This plan explains how the Agentic Enterprise Readiness Profile handles security for an independent OSS profile repository.
It is written for maintainers, external reviewers, and AAIF/LF-style community reviewers who need to understand the security boundary before trying the profile against a real repository.
This document is not a certification, audit report, AAIF endorsement, Linux Foundation endorsement, or production-readiness claim.
The repository currently contains:
- Markdown documentation
- JSON schema
- JSON examples
- boundary-model examples
- issue templates
- a lightweight local validation script
The repository does not currently operate:
- a hosted service
- a database
- an authentication system
- a payment flow
- a model provider integration
- a queue, worker, or background runtime
- a production data store
Security risk is therefore concentrated in contributor behavior, documentation hygiene, schema integrity, release discipline, and supply-chain hygiene.
Security reporting follows SECURITY.md.
Use GitHub issues for non-sensitive security concerns such as missing guardrails, unclear secret-safety guidance, broken validation assumptions, or overly broad claims.
Do not open a public issue that includes:
- credentials
- customer data
- private vulnerability details
- screenshots containing tokens
- proprietary internal architecture
- exploit instructions that materially increase risk
If sensitive detail is required, contact the maintainer privately first and only publish a sanitized public follow-up after the sensitive material is removed.

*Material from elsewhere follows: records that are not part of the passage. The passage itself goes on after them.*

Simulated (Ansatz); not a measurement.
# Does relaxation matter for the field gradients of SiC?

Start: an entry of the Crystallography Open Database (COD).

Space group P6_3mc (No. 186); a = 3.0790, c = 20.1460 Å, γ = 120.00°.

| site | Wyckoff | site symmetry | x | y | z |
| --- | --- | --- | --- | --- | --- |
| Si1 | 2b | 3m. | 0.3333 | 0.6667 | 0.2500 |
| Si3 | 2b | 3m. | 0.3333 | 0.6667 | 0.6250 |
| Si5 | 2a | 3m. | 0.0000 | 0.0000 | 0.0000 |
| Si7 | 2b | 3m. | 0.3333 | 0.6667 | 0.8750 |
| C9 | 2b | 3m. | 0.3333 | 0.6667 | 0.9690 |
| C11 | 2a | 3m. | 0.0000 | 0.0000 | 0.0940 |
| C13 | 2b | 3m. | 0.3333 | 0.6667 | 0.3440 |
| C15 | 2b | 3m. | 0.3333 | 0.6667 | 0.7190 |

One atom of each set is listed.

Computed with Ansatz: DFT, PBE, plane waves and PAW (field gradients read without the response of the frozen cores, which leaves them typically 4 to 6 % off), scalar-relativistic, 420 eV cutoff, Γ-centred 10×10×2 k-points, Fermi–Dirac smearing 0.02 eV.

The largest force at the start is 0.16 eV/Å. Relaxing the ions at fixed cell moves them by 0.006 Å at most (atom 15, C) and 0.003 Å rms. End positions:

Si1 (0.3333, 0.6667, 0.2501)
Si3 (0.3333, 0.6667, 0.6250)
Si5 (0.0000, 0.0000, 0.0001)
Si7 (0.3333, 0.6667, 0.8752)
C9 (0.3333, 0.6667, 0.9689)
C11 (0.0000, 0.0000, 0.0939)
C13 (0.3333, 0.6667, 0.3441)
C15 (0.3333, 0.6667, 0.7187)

Contributors must not commit real secrets, private customer evidence, private policy documents, or screenshots containing tokens.
Examples and templates must use:
- placeholder values
- environment-variable names
- secret-reference names
- redacted excerpts
- synthetic data
The profile should describe required secret boundaries without asking contributors to expose the actual secret values used by their own systems.
The repository is intentionally small and has no runtime service dependencies.
Current supply-chain controls:
- dependency and license posture is documented in
docs/DEPENDENCY_LICENSE_INVENTORY.md - validation runs through the repository's GitHub Actions workflow
- examples are checked against
schema/agentic-readiness.schema.json - release notes state what changed and which checks ran
- no vendored third-party code is expected in docs, examples, or templates
Before a release, maintainers should recheck:
npm testgit diff --check- package metadata parsing
- changed documentation for accidental secrets
- changed examples against the JSON schema
This project should adopt external security hygiene signals in stages instead of claiming maturity too early.
Planned checks:
| Stage | Action | Evidence target |
|---|---|---|
| 1 | Keep SECURITY.md, this posture plan, dependency inventory, release checklist, and validation workflow current. |
Public docs and passing validation workflow. |
| 2 | Enable OpenSSF Scorecard or an equivalent public security-health workflow once the repository shape stabilizes. | Public workflow result or issue explaining blocked checks. |
| 3 | Review OpenSSF Best Practices criteria and document which items apply to a documentation/profile repository. | Public gap issue or checklist. |
| 4 | Consider branch protection, signed releases, and stricter workflow permissions if external contributors or adopters increase. | Repository settings evidence where public, or maintainer note where settings are private. |
Until these checks are actually enabled and passing, the project must describe them as planned, not complete.
Every release should answer:
- Did validation pass?
- Did docs or examples introduce any real secrets?
- Did dependency or license posture change?
- Did the release checklist run?
- Did the release notes avoid endorsement or production-readiness claims?
- Did any security-relevant issue remain open, and is it documented?
Security-sensitive releases should prefer smaller changes and clearer evidence over large bundled edits.
Maintainers should keep public review focused on concrete artifacts.
Good issues and PRs:
- identify one repository boundary, schema field, validator behavior, or documentation gap
- avoid private screenshots or internal customer names
- include a local proof path
- state whether the evidence is static inspection, local validation, or live runtime proof
- avoid promotional language
Poor issues and PRs:
- ask maintainers to review private data in public
- claim AAIF, Linux Foundation, enterprise, or production status without evidence
- add paid-service defaults without OSS alternatives
- add broad marketing copy without improving repository safety or usability
AI-assisted contributions are allowed when they are reviewed by a human maintainer before merge.
AI tools must not be used to:
- paste private secrets into prompts or issues
- infer unsupported production-readiness claims
- auto-post outreach at scale
- open noisy PRs across many repositories
- replace maintainer judgment on security-sensitive changes
Contributors should disclose AI assistance when it materially shaped a contribution and should keep the proof path reproducible by humans.
Release notes should link to:
- the release tag
- the validation workflow run
- the changed public docs
- the issue or PR when the release responds to external feedback
This keeps the project reviewable without relying on private chat logs or unpublished claims.
This posture supports public review and responsible OSS contribution. It does not create:
- AAIF affiliation
- Linux Foundation affiliation
- OpenSSF certification
- SOC 2, ISO, or enterprise security certification
- production-readiness proof
Those claims require separate formal processes and independent evidence.